Thursday, August 31, 2017

We need more oversight on police spying

Over the weekend, we learned that the police had illegally spied on blogger Martyn Bradbury, demanding his bank records as part of their "rawshark" investigation while relying on the Privacy Act's law enforcement exception. As in the previous case of Nicky Hager, the Privacy Commissioner ruled the spying unlawful because the police had provided no justification for the search; furthermore, given the sensitivity of the information, they should have sought a (judicially-approved) production order instead.

Bradbury is now off to the Human Rights Review Tribunal in search of damages, and rightly so. The police invaded his privacy. In his case, it had significant consequences, with the bank refusing him credit essentially on the basis of police defamation. This in turn led to significant personal consequences for him. Both the police and the bank are on the hook here, and they need to be forced to pay, both to right the wrong and pour encourager les autres.

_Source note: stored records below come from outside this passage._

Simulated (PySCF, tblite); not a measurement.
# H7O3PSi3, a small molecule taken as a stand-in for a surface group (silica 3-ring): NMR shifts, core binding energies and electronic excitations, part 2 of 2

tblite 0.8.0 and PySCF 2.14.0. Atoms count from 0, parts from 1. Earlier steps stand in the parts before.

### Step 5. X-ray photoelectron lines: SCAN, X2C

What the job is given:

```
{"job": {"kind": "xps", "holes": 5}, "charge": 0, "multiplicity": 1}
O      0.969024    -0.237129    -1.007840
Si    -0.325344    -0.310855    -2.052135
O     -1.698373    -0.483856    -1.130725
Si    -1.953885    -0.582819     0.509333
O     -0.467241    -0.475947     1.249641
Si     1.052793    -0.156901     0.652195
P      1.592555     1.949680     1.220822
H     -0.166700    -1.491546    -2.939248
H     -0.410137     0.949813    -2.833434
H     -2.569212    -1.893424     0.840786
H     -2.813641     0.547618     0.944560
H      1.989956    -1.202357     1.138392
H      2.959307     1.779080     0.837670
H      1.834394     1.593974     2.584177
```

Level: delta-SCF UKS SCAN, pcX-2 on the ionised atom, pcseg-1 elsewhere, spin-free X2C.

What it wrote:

But beyond Bradbury's case, this seems to be a growing problem. Police do thousands of these sorts of information requests a year, including hundreds to banks. And there's no oversight of any of them. The practice of privacy invasion and poking through our most sensitive private details is so routine the police don't even bother keeping proper records of it:

A Police National Headquarters spokeswoman said it had yet to "consider the full impact of the Privacy Commissioner's ruling".

She said there was "no centralised system that records the number of times police may have obtained such records".

The system didn't exist because "there is currently no business requirement to do so" - the same answer then-assistant commissioner Malcolm Burgess gave in early 2015 amid an outcry over police using the exploit to get bank, electricity, travel and other records without a legal order.

No centralised records means they can't even count the number of requests, let alone review them to ensure that the police use their powers proportionately. Its highly convenient that an intrusive and proven to be abused practice is not tracked in this way. But its also completely unacceptable. The police have had multiple rulings that this practice is in some circumstances abusive and unlawful. The onus is on them to ensure that they obey the law, and it would require only a small administrative change to do so. Instead, it looks like they're deliberately colluding to cover up unlawful conduct by investigating officers.

Transparency and review are solutions here. The police are required to publish annual statistics on search and interception warrants and how effective they are so that we can see whether they are abusing their powers. They should be required to do the same for production orders and "maintenance of the law" requests. It would be a simple law change; is there an MP who wishes to stand up for the public against police abuse?